Wednesday, August 20, 2014

Apocalyptic Fantasies

Is it weird to find a video game touching?

Everyone has their special song, a piece of art, a poem or story, that they find especially touching or moving to them. Nowaways it's common to have a movie or maybe even a television show that just touches the heartstrings like that. But with video games, there's something different. It's less common, I think. Sure, there'll be the occasional person that talks about how much Portal affected them, or maybe even some story-based game. Gone Home or To the Moon are the games de jure of this category.

For me, it's Final Fantasy X.

This isn't a “are games art?” discussion. I've never really felt that I have anything to add to the discussion. It is such a subjective debate over a medium that is completely subjective to begin with.

Final Fantasy X probably influenced my cultural affinities since I very first played it when it was first released for the Playstation 2. When my young eyes first witnessed the sight of Tidus climbing the cliffs in front of Zanarkand, laying his eyes with us over an ancient, dead, and completely alien city, with the haunting piano music behind, I knew that I had come upon something truly amazing. Playing through the game for the very first time, I enjoyed the characters, the heroic and ultimately-tragic story, and the exciting spells I could cast and skills I could perform. But what stunned me most of all were the incredible sights, vistas, and landscapes around the game itself. Nearly everywhere you went in the game, you would find massive ruins and crumbling towers and buildings: relics of the world that had long since passed.

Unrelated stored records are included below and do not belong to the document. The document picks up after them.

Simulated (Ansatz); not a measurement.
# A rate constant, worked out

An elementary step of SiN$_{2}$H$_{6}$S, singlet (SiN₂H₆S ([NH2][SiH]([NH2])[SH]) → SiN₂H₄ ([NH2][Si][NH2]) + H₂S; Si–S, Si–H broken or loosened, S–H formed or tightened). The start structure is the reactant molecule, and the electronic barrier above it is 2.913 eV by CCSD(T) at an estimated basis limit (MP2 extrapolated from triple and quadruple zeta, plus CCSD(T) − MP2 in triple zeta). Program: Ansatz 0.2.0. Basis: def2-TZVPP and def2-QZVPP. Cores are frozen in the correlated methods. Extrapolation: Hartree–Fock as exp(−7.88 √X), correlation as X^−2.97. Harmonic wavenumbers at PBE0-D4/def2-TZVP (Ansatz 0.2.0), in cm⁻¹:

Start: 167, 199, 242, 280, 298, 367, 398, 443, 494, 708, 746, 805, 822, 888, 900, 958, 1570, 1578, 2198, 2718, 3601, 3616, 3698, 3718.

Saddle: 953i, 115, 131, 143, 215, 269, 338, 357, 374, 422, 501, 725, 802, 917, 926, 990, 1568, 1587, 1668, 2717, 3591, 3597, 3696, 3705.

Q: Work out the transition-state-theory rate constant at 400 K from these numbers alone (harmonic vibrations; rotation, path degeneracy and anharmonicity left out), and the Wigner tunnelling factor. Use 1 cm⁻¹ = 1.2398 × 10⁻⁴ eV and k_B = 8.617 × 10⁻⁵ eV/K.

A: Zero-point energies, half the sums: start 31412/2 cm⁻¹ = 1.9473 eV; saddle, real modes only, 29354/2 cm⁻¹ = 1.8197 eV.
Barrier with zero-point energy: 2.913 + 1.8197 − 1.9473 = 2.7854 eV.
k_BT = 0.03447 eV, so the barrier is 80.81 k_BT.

This fascinated me to no end. A major theme of the story is the gradual discovery of Tidus' hometown. You begin the game in Zanarkand, immediately before it's destruction, but with enough time to explore a little while and familiarize yourself with what it looked like. When you finally return, journeying across the continent of Spira, there is nothing but ruins, and no inhabitants, save monsters, for presumably miles around. It's apocalyptic. You revisit places that you started your journey at, Tidus' old home and a bridge he traveled to a voiceover about him and his father. Finally, you arrive to Zanarkand's sports arena, where the city's total destruction first began. When you make your return, you discover that it has become a temple dedicated to the whole destructive cycle that plagues Spira, in an utterly grim irony.

Something about this sparked an apocalyptic interest in me. This isn't exactly uncommon among our culture. Movies, books, and art for the past century have explored this concept in grim detail. Initially sparked by the horrors of the first World War, the interest in apocalypse only intensified over the course of the twentieth century, as nuclear weapons technology developed and total annihilation seemed to become closer and closer. Nowadays, the threat seems perhaps less real, but we continue to explore it, though we are perhaps more interested in the cause rather than the aftereffects (see: Zombie movies or the new Planet of the Apes series, for instance).

And this is something I often take into the outside world as well. Honestly, when I'm walking around Seattle or some other city, I simply cannot help but to picture it in some sort of ruin, just to see what it would be like. It triggers the explorer in me; I would love the opportunity to be able to tour all the abandoned buildings, to see what was inside places I ordinarily wouldn't be able to go to and see what people there were like and how they lived. Urban exploration might be one of my biggest passions that is often impossible to do. Not to mention the beauty of seeing nature reclaim places that man has left behind. Seeing vines or grass creep out of brick and stone walls, trees growing in places surrounded by sidewalks, or moss retaking a musty well or shaft is fascinating.

I do the same when I read about real life mass disasters in history. For instance, after the first wave of bubonic plague struck the Byzantine Empire in the sixth century, Constantinople lost around 40% of it's population, while nearly a third of all people in the entire Eastern Mediterranean died. They are terrible and tragic figures, indeed. Picture entire quarters and districts of Europe's biggest and greatest city left behind, it's people dead or gone. A truly apocalyptic scene, one that must have been terrifying to behold. What would that have even been like to see? There is simply no way for almost anyone alive today to be able to contextualize that mentally in this age.

It was this sort of haunting message I took away from Final Fantasy X. It is a grim one, pessimistic, tragic. They're sensations people don't like thinking about, but sometimes it can be rather fascinating, at least to me.

At the end of the game, after the cause of the great destruction has been defeated, the people of Spira gather together with the game's heroes and talk about their future together, starting out in a new life free of terror and fear of death. Despite the apocalypse, they still have hope with them, that they can rebuild and move on, and hopefully, prevent what happened from coming again. It's an uplifting message. Even should the worst happen, I think we'll be okay.